These books go together kind of perfectly to read around the same time because it a lot of ways, the short stories in Difficult Women are telling the same story that Gay is telling in Hunger.  As a person who thinks about writing fiction, but has never put much/any time into doing so or becoming better at writing fiction, it was interesting to me to really see how the events of her actual life had permeated the fictional stories she wrote.  Most obviously, many of the short stories are set in places where she lived.  But also, as she reveals in Hunger, she was the victim of a brutal gang rape at a young age, she spent a long time feeling very broken because of it, and basically letting people hurt her and break her more because she thought maybe being more broken would make it better or she thought, she just didn’t deserve to be treated better.  Pretty much all the women in Difficult Women are broken either by some particular act of sexual violence they experienced, or just by the general terribleness of their day-to-day lives.  I like a happy ending, so I preferred the stories where there is some redemption for these women, where they are treated with kindness and seem to think that they could eventually come to a place of lesser brokenness.

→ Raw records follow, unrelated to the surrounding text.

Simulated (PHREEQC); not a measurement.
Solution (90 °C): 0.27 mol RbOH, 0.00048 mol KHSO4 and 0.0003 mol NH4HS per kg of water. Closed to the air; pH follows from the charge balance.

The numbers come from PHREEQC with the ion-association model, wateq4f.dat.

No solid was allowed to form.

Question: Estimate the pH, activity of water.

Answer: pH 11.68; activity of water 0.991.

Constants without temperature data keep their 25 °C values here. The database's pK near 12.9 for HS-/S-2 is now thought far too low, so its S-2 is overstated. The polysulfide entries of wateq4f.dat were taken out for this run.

Hunger is obviously also about weight and eating and food.  I think I’m in a pretty common place reading this book because I identified with some of it, and some of it made me feel like an asshole.  I will say that as someone who once struggled with food and eating and numbers on the scale in a really unhealthy way, if you know that that struggle is inside you, you may not want to read this book. Because as much as Gay is telling the horrible truth about dangerous weight loss and bulimia, I could definitely see this book being somewhat triggering.  It was and it wasn’t for me, as I was reading it, at some points I was filled with the desire to get up and run and run and run, but I wasn’t filled with the desire to secretly not eat food and count calories, but I think that’s because I’ve finally realized that you can fucking kill yourself doing that, and I don’t want to be dead.  So yeah… if you have or have had a serious body image problem, eating disorder, I’m sure you will identify with a lot of this book, but maybe too much.

I felt like an asshole while I read this book because I have never been objectively fat.  I feel weird writing that, and there are certainly people who are skinnier and fitter than me, but there’s a lot in this book I didn’t identify with because I’ve never had to move in this world as a fat person.  I have judged myself harshly, but I have not been judged harshly by others in the way that Gay has been.  I’ve never worried a chair wouldn’t hold me, I’ve never worried about arm rests digging into me, I’ve never bought two seats on an airplane.  I have definitely judged others, and I’ve said careless things to people I love because it didn’t occur to me how privileged I was to not move in the world this way. I’m hoping that having read this book will make me less prone to doing that in the future.

Initially, I was going to say if you’re only going to read one of these books, read Difficult Women, but I think having thought more about Hunger, I would say, maybe you should read both.  Difficult Women, as fiction, is perhaps more enthralling, despite being very short, I really enjoyed the stories of many of the women.  But Hunger is raw and important.  And, for a memoir, actually a pretty quick read.

Currently reading: The Opposite of Loneliness and making a trip to the library for more fiction before this all gets too depressing….  Still going to read Bad Feminist someday…

So, rather than creating a new blog, I’m just going to start blogging here about books again.

Reader, this year I set myself a goal to read 52 books, and apparently I should have set a higher goal.  I’m currently at 55 books read with all of December still ahead of me.  I have a lot of thoughts about these books, and so I’m going to share some of them.  If you’ve read this far, you must be interested.

Most recent reads – Vacationland by John Hodgman and Turtles All the Way Down by John Green.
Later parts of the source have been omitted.